Is there a requirement for a minimum distance between a buried 33 000 KV line and a natural gas line? If so what is this minimum distance? Where can further information be found on this subject?
I'm not sure where to find that requirement - maybe in the gas code. All NEC seems to say on the subject is this:
300.8 Installation of Conductors with Other Systems. Race‐ways or cable trays containing electrical conductors shall notcontain any pipe, tube, or equal for steam, water, air, gas, drain‐age, or any service other than electrical.

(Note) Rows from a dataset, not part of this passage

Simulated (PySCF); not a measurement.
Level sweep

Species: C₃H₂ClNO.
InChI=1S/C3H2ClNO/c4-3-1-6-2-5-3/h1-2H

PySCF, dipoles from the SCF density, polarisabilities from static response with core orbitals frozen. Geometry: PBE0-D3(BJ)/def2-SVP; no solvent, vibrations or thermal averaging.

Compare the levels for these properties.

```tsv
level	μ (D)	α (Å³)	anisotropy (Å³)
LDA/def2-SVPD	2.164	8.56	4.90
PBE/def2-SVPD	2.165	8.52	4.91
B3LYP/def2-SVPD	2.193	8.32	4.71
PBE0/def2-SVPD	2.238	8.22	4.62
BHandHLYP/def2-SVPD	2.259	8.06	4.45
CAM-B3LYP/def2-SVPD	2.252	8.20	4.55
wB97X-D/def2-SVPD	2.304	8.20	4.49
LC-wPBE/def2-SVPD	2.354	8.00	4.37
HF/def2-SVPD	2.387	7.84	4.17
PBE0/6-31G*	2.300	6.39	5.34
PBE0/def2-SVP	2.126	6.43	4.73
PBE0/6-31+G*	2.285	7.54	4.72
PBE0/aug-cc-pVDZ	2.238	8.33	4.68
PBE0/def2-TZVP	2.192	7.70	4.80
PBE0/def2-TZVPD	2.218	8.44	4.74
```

Since a trench doesn't meet the definition of a raceway, we can't use this section even though I believe that the intent is there. Incidentally, I tried changing this section in the last code cycle. Here is what I proposed that got shot down:
Public Input No. 1086-NFPA 70-2017
"Raceways, cable trays, or trenches containing electrical conductors shall not contain any pipe, tube, or equal for steam, water, air, gas, drainage, or any service other than electrical."
and this was my justification for the change:
Many electrical inspectors including myself tend to freak out when we encounter a trench that contains an electrical raceway or direct burial conductors - along with a pipe for water, or some other system. General Contractors just love to do this. There is nothing in the code to prevent this, as currently 300.8 is strictly limited to raceways and cable trays.
It could be very dangerous - should one of these other systems require servicing - that there be electrical in the same trench (or vice-versa).
Underground raceways or direct burial conductors should be in their own trench, in the event that wiring needs to be exposed (dug out) and the existing conductors repaired, tapped, or intercepted.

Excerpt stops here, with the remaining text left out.